How to Chop A Top (Page 1)
-Want to chop a top? While every type of car is different, the lessons here can be used on any car, from technical points, things to look for, and things to take into consideration. (Pay special attention to the way they handle the rear window.) -Trent-
Chopping a 1947 Ford Club Coupe
by Pete Sanchez aka 49Flatty
Pot O Gold Kustoms
Colorado Springs, CO
Builders: Shannon Waltz and Pete Sanchez
Choptvan and I have combined efforts to finish a 1947 Ford Club Coupe (long door) that I have been working on and off for 10 years now. I have always envisioned this car being chopped but never thought I would do it. Everything I read in how-to books stated these turret top fords were almost impossible to get the chop done right. The turret top was just never my style but I feared in taking the first step. I also really hated the look of the small porthole quarter window some of them turn out having after being chopped.
The effort you see here was put forth to showcase some of Shannon’s (Choptvan) work and abilities. There is a lot of work being planned on this build and a separate build thread will be started. I decided to keep track of the work performed to show others that doing a chop on this kind of vehicle really is do-able and not out the reach of those reading these pages.
Before attempting any cutting, bracing or measuring, you should make sure the rest of the body is in good enough shape to be chopped. The roof is a major structural point of the vehicle, once the roof is off; the rest of the body will just fold outwardly if not held together properly. Make sure the doors line up properly before starting or they might just be worse when you finish. With that said,
Let’s get this chop started by showing the subject in its formal self:
The inside shows where someone had cleaned off the inside and covered it in white paint
We started by sanding the outside of the vehicle of all paint and any surface rust for better tacking.
Take measurements in different areas and mark them with permanent marker for later reference. Here is a couple of measurements that we recorded.
Rear window 14" at the tallest point
The measurement between the body-line to top bottom of the rain gutter is 19" (Someone removed the rain gutter on this one before we got our hands on it)
Edge of Quarter Window to edge of deck lid opening 21.5"

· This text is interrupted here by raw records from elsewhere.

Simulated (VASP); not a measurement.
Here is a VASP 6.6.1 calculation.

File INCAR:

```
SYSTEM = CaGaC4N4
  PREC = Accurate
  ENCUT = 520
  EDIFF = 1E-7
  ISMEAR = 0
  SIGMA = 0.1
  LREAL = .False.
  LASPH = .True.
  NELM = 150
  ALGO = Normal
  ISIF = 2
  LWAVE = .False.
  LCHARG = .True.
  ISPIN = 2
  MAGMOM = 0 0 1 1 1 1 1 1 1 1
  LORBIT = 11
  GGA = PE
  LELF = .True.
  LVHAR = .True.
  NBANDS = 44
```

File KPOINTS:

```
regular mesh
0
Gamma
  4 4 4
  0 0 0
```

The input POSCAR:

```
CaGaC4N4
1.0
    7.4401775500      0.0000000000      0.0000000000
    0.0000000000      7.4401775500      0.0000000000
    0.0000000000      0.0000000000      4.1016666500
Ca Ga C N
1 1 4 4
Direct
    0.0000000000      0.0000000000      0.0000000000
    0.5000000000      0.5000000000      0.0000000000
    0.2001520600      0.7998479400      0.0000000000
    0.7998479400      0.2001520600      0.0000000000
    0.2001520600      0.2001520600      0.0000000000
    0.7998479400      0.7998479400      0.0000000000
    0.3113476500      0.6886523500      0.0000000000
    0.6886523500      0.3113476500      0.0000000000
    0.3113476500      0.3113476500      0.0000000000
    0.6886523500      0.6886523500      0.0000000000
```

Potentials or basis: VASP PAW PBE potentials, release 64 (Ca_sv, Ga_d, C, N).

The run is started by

The following measuring points are very important in order to maintain an even windshield opening. Create an "X" inside the windshield opening. Make a mark of where you are measuring from and to. Remember to not bend the tape measure in any way or it will give you and erroneous reading. We measured 48 ¾" corner to corner of window opening edge.
We also measured the height of the windshield opening at 17"
Next, we measured and cut tubing to brace the inside of the body. If you want your chop to come out right, do not skip this crucial step.
We also pulled out the rear window and added bracing to it to keep it from flexing and make it stay in the same shape. Note: We installed the bracing on the outside but in hindsight, installing the bracing on the inside of the window frame would have made future steps a little easier.
Next comes laying out the cut lines with tape. Since we wanted to make sure we still had quarter windows when we finished the chop, we decided to best thing to do was to cut the windows out completely first and then reinstall it later to our liking. The arrows on the tape show which line of the tape to cut. Believe or not, that small step can make a huge difference when you are in the middle of making cuts.
We did not write how much we cut off the A pillars because to be honest, we had no idea how much we were going to cut off. Remember arrows point to which line to cut.
We used a couple of different tools to perform the following cuts. The ever popular and reliable Sawzall, an electric saw with a small metal blade (makes finer cuts and easier to control), a electric grinder with a cut off wheel attached to it.
Next, let the cutting begin.
We started with the quarter windows. Here you can see the process in action. The first picture shows where the electric grinder with cut off wheel was used to start the cuts and then the electric saw used to continue. The saw makes real fine line cuts which will be needed at a late time.
There is a lot of metal formed together at the top of the B Pillar. We cut straight through it and kept the curvature of the door opening with the quarter windows.
Once the quarters are out and you stop to look at what you have done while at the same time you wait for your heart rate to come down, go ahead of lop off the top of the doors.
The next cut will be the back of the roof. I must note that before you make this cut, draw several vertical lines that you can use for reference at a later time. I added them after we started cutting it, but it worked ok. After the cuts are done, the roof will be real floppy. We used some clamps to hold it while we cut the A pillars. The Sawzall came in handy when cutting the A pillars as there is a lot of metal to go through.
This is where you end up after the last step:
The next cut is a very tedious one and you will use the small electric saw for this one. We decided to cut it here to give us the best transition from deck lid to back window. There are two pieces of metal with very little room in between. The saw can only be inserted about ½" before the tip of it hits the next piece. Go slow and easy and you will get good results.
Here is the roof in two pieces.
Take a break, take a look at what you have accomplished and start thinking about how it is all going to go back together.